Monday, Oct. 29, 1928

Gift, Sales

Some patrons of art are merely lavish. Others are both lavish and acute. The latter not only endow museums, but also assist living, impoverished artists. George Blumenthal, famed Manhattan banker, and his wife continually do both these things. Last week it was a museum's turn to benefit. To Manhattan's Metropolitan the Blumenthals gave a million dollars, which, however, must be set to accumulating interest until they die.

In the early 14th century Duccio saw and disliked stiff, awkward Byzantine mosaic figures in northern Italy. He imagined more supple figures. For 16 cents a day he painted them on the altarpiece of Siena Cathedral. His work spurred the Italian Renaissance in painting. In the 20th century John D. Rockefeller, Jr., and Clarence H. Mackay saw and liked Duccio's humanized Biblical groups, legends of simple faith in simple perspectives. They bought three of them from Sir Joseph Duveen, famed London collector. The price was estimated at more than a million dollars.

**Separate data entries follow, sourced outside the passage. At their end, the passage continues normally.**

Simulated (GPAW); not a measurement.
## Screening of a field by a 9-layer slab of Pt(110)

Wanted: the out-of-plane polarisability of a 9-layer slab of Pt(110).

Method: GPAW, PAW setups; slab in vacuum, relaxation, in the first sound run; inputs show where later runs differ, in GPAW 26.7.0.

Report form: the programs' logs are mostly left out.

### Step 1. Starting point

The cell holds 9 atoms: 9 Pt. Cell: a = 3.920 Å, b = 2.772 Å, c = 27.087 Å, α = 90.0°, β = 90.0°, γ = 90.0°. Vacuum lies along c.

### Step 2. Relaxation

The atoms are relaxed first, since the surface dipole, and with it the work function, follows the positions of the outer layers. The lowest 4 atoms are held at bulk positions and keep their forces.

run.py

Col. Michael Friedsam, Manhattan department store tycoon, paid between $200,000 and $300,000 for Dutchman Vermeer's Allegory of the New Testament. With lucid precision the long dead Dutchman had depicted the crucifixion, a serpent crushed beneath a stone, the Eden apple, a woman with one foot on a globe. It was the Dutchman's biggest picture--3 ft. x 3 ft.